“In the vast expanse of a timeless place, Where silence ruled the outer space…” are the opening lines to Carman’s “The Champion”.
When I first moved up to Inverness, I came as part of a gospel outreach team. Someone in the church was into mime, so he choreographed a mime to “The Champion”. It sets the battle of good and evil, Jesus and Satan, in a boxing ring. There’s music in the background and a Charlton Heston-like voice over commentary. I got to be a demon stalking around the stage threateningly, when I would have preferred to be a saint looking pious and holy.
Last night I had a dream in the genre of Carman. It featured the same kind of music in the background, and the voice commentary – given by the actors involved rather than Charlton Heston. It was a church group performing it, in a very small room. It was just early days of a rehearsal. No one really knew their lines – well, the one person that didn’t know their lines was me. I had a whole scene to myself – I was playing God. I was being prompted by the director, who had to virtually recite my lines for me, and have me repeat them after her. She seemed a little bit annoyed that I didn’t know my lines like the rest of the cast. I told her that I was older than the rest of the cast, and that as God I had a lot of lines to learn.

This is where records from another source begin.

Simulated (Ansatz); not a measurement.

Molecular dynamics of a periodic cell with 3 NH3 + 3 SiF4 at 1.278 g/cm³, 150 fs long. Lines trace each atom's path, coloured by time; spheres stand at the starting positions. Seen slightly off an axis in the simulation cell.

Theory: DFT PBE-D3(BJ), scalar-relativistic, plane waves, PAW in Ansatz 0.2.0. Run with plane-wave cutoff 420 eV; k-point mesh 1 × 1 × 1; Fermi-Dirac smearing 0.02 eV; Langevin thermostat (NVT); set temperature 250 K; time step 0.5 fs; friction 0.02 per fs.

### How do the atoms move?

I decided the night of the next rehearsal to ad-lib rather than go with the lines I was supposed to learn. I knew vaguely the main points and the order in which they came. It was a memorable performance. I used all those big words – omniscient, and omnipotent, and I had a Charlton Heston boom. But there was something more than just the words. I was speaking truth to the audience. As I was walking the stage, my spirit was searching for just the right words to say.
It wasn’t a performance, but there were people sitting in the seats. There weren’t many seats, but they were all full. I turned to one person, and as if I were speaking personally as God, I told them that I had been their watching as they were formed in their mother’s womb. Nothing about them was hidden from me. To someone else I told them that there was no one else qualified to sit on the throne of heaven but me. They thought that Satan was an equal adversary, like matched fighters in a boxing ring, that he was qualified to rule – but he wasn’t and would never be. I really wish I could quote line for line, rather than the sense of it. It was spine tingly awesome.
I woke up, most miffed to not be there anymore. I closed my eyes and tried to will myself back into my dream. It didn’t happen.
“What was that all about?” I asked.
“Heaven,” came the reply. “Everyday you need to parade heaven before a watching world, through your words and actions. There is no stage – just your neighbourhood, your workplace, your home. There is no audience – just the people you meet every day. They need to encounter a God that is omnipotent, a God that watched them being formed in their mother’s womb, a God that will not share power and glory with another. They need to see the amazing greatness of God – through you.”